Britannia long survived the Roman withdrawal from Britain in the 5th century but the name fell into disuse until the 17th Century when Britannia was used as an emblem of British imperial power and unity.

Britannia’s first appearance on British coinage was on the farthing in 1672, though earlier pattern versions had appeared in 1665, followed by the halfpenny later the same year; the model used, then and later, was Frances Teresa Stuart, the future Duchess of Richmond

Britannia £100 gold coin

In 1987, Britannia finally received the accolade of being promoted to a gold coin for the first time since Roman times and must rank amongst the worlds most beautiful bullion coins.
Britain decided to compete with the successful South African krugerrand bullion coin which had been minted by the million since introduced in 1967.
The gold Britannia was born and is produced in 22 carat gold, and is currently minted in 1/10 oz, 1/4 oz, 1/2 oz, 1 oz Weights. Various depictions of the goddess Britannia are on the coin, including the sitting Britannia, Britannia in helmet, Britannia with the lion, the Britannia and chariot and the standing Britannia.
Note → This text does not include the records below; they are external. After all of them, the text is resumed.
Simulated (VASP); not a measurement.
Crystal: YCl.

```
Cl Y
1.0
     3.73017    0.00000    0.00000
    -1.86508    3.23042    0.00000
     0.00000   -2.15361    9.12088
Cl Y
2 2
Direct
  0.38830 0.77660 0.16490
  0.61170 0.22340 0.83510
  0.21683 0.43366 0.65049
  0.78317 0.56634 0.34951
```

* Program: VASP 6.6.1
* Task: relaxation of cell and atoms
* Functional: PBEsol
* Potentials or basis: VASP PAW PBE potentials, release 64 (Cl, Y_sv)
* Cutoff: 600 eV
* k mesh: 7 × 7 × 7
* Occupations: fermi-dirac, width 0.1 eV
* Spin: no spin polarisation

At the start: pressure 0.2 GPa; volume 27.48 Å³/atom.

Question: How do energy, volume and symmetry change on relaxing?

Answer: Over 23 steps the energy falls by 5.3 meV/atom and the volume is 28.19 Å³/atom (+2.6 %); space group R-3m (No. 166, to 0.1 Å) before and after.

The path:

The Britannia is classified as investment gold and thus free from VAT; but in addition as legal tender (like the Sovereign) is also free from Capital Gains Tax which is advantageous over other bullion coins and bullion bars as an investment instrument.

The Gold Britannia coin was originally alloyed with Copper, but from 1990 the decision was made to alloy with Silver.  This is why the earlier Gold Britannia’s have the deep Gold colour, as opposed to the lighter yellow gold colour of the Britannia since 1990.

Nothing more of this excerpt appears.